Are there any existing research on the effectiveness of computer simulation and/or interactive visualization for the learning of mathematical concepts?

I ask because:

  1. There has been some efforts in developing "virtual laboratories" in the physical sciences and part of the justification is that virtual laboratories are better than no laboratories: this is especially the case for things like environmental sciences where it may not always be possible to travel to a destination with the right sort of environment.

    By extension one may expect there to be certain benefits derived from giving students "hands-on" access to mathematical/geometric objects. But is there any research that actually qualifies/quantifies the benefit?

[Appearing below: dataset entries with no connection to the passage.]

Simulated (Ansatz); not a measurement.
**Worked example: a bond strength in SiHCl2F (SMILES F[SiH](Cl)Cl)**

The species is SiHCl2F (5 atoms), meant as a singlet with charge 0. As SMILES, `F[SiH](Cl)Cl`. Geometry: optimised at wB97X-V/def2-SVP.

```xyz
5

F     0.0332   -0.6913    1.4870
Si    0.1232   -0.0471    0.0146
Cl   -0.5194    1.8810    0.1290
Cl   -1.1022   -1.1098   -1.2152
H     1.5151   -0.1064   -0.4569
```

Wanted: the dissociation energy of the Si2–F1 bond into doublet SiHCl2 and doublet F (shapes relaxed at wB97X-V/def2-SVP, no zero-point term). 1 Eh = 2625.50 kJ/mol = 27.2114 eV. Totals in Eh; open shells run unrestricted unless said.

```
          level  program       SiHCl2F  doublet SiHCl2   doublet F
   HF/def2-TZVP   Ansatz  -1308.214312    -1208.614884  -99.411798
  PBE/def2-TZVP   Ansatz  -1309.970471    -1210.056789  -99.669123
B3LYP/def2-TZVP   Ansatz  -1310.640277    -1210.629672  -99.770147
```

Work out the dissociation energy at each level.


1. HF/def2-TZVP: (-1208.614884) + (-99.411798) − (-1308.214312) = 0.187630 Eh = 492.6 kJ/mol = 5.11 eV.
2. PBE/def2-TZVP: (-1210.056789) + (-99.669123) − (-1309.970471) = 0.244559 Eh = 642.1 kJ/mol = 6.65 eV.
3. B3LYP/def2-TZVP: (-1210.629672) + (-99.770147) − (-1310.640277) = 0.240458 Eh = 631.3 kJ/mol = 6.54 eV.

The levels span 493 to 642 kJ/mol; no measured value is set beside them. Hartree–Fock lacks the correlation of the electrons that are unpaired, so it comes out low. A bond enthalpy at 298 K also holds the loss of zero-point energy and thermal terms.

  2. I've seen lots of people pushing the use of things like Desmos: one of the great things I like about it is that the graphs can interactively depend on adjustable parameters. Intuitively I would say that these kinds of models with visual feedback are more effective than simply a graph drawn on a black board. But is this supported by research evidence?


1 Answer 1


This is not a knowledgeable answer, just one citation, perhaps not the most relevant (as it is a decade old):

Rösken, Bettina, and Katrin Rolka. "A picture is worth a 1000 words–The role of visualization in mathematics learning." Proceedings 30th Conference of the International Group for the Psychology of Mathematics Education. Vol. 4. 2006. (PDF download.)

I mention this primarily because (a) it reviews related work, and (b) because of this interesting quote in its conclusion:

These aspects highlight the ambivalence of visualization as Tall (1994, p. 37) points out: “It is this quality of using images without being enslaved by them which gives the professional mathematician an advantage but can cause so much difficulty for the learner.”